As AI in education approaches general intelligence, teachers face a crucial decision. They can teach students to think with AI or let them become passive users of machine-made answers. The reality in classrooms is straightforward—students are using AI as a quick answer machine. They watch TikTok tutorials to learn how to write perfect essays about Hamlet in just minutes.
This dilemma isn't just about cheating; it's also about the consequences that follow. It's about the future of human learning itself.
We may already be in the era of 'peak humanity'. We live in an era of high levels of education, reasoning, and creativity. This is true for many people, according to substantial research by Hamilton, Wiliam, and Hattie. AI is growing quickly. It can already match and even exceed many of our thinking skills. Because of this, we might have fewer reasons to learn and improve.
The question isn't whether to use AI in education—it's how to use it as a thinking partner rather than a replacement for thought.
The Answer Machine vs. Thinking Partner Distinction
The difference between these approaches matters more than most educators realize, as highlighted in educator Phillip Alcock's recent LinkedIn observation:
Answer Machine Approach:
- "What are Hamlet's motivations?" → Gets complete analysis → Copies it → Learns nothing
- Student becomes a passive consumer of AI-generated content
- Critical thinking skills atrophy over time
Thinking Partner Approach:
- "I'm studying Hamlet. What questions should I explore to understand his motivations?" → Gets thoughtful questions → Develops own analysis → Actually learns
- Student maintains agency in the learning process
- AI enhances rather than replaces human reasoning
This distinction becomes crucial when we consider that current AI systems already exceed the average human in numerous domains. AI systems can score higher than 90% of people on standardized tests. They also have verbal IQ scores in the top 0.02% of the population.

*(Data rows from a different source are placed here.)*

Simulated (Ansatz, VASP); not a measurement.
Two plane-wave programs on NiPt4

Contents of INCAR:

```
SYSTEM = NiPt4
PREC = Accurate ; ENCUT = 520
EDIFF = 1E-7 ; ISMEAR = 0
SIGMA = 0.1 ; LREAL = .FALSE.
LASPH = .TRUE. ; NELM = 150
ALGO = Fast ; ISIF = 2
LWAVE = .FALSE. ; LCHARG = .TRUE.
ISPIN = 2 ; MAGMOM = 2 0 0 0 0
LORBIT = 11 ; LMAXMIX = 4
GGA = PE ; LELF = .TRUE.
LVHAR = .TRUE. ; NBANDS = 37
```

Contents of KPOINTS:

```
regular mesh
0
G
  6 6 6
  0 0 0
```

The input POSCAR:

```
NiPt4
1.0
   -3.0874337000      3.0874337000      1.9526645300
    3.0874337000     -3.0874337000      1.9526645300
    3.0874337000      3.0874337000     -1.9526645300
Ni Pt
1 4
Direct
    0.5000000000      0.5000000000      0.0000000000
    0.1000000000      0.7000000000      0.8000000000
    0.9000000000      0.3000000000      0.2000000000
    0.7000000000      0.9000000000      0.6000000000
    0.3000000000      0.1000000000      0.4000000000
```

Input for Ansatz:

The Urgency of Getting AI in Education Right
The stakes couldn't be higher. Research suggests we should work on the assumption that we may be only two years away from Artificial General Intelligence (AGI) capable of undertaking all complex human tasks to a higher standard than us.
If students become dependent on AI as an answer machine now, they risk what researchers call "mass downgrading of human capabilities." Many might even lose the ability to read and write, as these skills would serve no useful purpose in day-to-day living.
The irony is profound: just as AI makes thinking more important than ever, students are using it to avoid thinking altogether.
A Framework for AI as a Thinking Partner
Progressive educators, such as Phillip Alcock at PBL Future Labs, are developing structured approaches to address this challenge. Their comprehensive 'BUILD Framework for Teaching Students to Think with AI' creates three types of learning missions designed to develop genuine AI literacy rather than AI dependency.
The BUILD framework acknowledges that various learning contexts necessitate distinct approaches to AI integration. Rather than adopting blanket policies that either ban or universally embrace AI, this framework offers nuanced guidance that helps students develop critical thinking skills while learning to collaborate effectively with AI tools.
No AI Missions
Build thinking foundations through:
- Critical analysis without technological assistance
- Socratic discussions and debates
- Reflective writing that requires personal insight
- Problem-solving that develops core reasoning skills
Optional AI Missions
Students choose when to engage AI while building their personal AI toolbox:
- Research assistance that maintains student agency
- Brainstorming support that sparks rather than replaces creativity
- Writing feedback that improves rather than substitutes student work
✅ Recommended AI Missions
Structured AI collaboration where students:
- Learn to craft effective prompts that elicit thinking rather than answers
- Practice iterative refinement of AI responses
- Develop skills in evaluating and synthesizing AI-generated content
Practical Guardrails for Classroom Implementation
Rather than thinking of an AI policy, educators should approach it with guardrails or guidelines for schools to follow. These should include best teaching practices on how educators can critically utilize the tool while guiding students' use of the technology to foster critical thinking.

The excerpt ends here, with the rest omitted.